Wednesday, December 20, 2023

Very Nearly Merry Christmas

I know your list of holiday errands and chores is so long you don’t have the time to let me wish you a Merry Christmas and a Happy Holiday. I don’t take it personally.

In much the same manner as a rabbit who distributes chocolate eggs replaced the original meaning of Easter, we've grown old in a culture that has a Jolly Old Elf flying around the world in one night handing out presents that look just like the stuff you once bought for the kids in that store with the giraffe. Funny how art imitates life and then doesn't.

I'm a fossil who grew up in Fifties when we had air raid warnings that involved hiding under our school desks and facing away from the windows (to avoid the flash of atomic incineration), three (if we had a good antenna) TV stations, all black and white all the time, fathers who got up early and went far away to work and moms who made sure we got to school, came home, put on play clothes before we went outside (every time I see trousers at half-mast or tattered-knee jeans, I imagine the reaction of my mother or, more especially, my father, and smile), had dinner, did our homework and got ready for bed when we'd get up and do it all again.
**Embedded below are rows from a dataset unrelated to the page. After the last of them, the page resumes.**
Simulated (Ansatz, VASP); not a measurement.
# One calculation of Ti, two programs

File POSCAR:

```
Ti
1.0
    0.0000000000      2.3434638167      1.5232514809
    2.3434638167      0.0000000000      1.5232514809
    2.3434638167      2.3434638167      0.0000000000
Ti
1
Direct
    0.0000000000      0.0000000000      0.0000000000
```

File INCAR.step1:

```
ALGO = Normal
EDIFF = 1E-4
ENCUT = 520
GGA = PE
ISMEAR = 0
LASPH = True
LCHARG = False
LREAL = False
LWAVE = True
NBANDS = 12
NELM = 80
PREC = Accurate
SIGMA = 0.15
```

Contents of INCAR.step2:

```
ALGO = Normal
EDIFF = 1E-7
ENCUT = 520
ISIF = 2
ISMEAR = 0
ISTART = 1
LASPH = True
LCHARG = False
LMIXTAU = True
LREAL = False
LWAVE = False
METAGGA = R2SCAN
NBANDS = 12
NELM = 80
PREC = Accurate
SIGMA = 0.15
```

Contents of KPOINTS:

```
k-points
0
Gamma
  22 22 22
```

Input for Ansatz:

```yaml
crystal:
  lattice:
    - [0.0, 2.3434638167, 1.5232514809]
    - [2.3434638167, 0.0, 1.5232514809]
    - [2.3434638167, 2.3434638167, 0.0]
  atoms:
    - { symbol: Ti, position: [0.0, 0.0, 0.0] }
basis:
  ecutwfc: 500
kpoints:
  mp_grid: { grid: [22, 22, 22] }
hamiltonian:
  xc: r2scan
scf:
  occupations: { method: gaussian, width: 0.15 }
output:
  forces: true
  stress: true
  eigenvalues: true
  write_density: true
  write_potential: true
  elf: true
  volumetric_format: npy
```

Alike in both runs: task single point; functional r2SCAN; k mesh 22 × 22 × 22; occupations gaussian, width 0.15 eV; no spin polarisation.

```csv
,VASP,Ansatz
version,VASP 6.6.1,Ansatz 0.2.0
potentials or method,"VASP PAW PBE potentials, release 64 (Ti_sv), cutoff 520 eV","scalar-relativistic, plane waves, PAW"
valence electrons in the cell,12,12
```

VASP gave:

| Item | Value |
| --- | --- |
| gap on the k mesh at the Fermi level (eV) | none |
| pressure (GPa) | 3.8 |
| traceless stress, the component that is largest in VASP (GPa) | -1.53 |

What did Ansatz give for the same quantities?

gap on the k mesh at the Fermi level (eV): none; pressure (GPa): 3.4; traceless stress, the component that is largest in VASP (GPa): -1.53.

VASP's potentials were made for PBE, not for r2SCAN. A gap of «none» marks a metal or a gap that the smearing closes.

Ours was a nuclear family--now many of us live in an unclear society where anything goes, and nobody knows. Back in the day, I had Sister Rose, Sister Thomas Anne, and Sister Mary Jean, and this time of year, our heads were not filled with thoughts of sugar plum fairies (never did get that line or what they were supposed to be. Fruit cake, I've had; sugar plums, not quite), but we were experts on The Nativity Scene (I felt compelled to capitalize the "T" because I was taught NO other way to write it).

We learned all the hymns, often in what Sister Mary Jean called 'the original Latin' which I realized years later was a private joke she and my father shared and while there's a certain happiness in Jingle Bell Rock, for hard-core jollies, try Adeste Fideles (as sung by someone who thought the Wise Men had given The Child the gift of Frankenstein, since I had no idea what frankincense was).

We've become people who are more familiar with the returns policy at The Mall and online merchants than the hours during which confessions are heard at the local church, or as I heard it called the other day by someone too young to be facetious, "The God Store." Many of us will spend today through Sunday seeking out that special present for our special someone and I wish those of us in that situation the best of luck.

I’m told a friend is a present you give to yourself and there's no such thing as strangers, only friends we haven't met. If both of those are true, since this is after all, Christmas, when miracles can and do happen, as you're heading home whenever your last last-minute shopping expedition ends, rather than follow The Star, seek out someone you’ve passed in your travels whose travails you realize could have been yours and share some of the change, paper and coins, in your trouser and jacket pockets. You'll never miss it, and someone you'll never meet will be grateful for a moment of peace on the ground.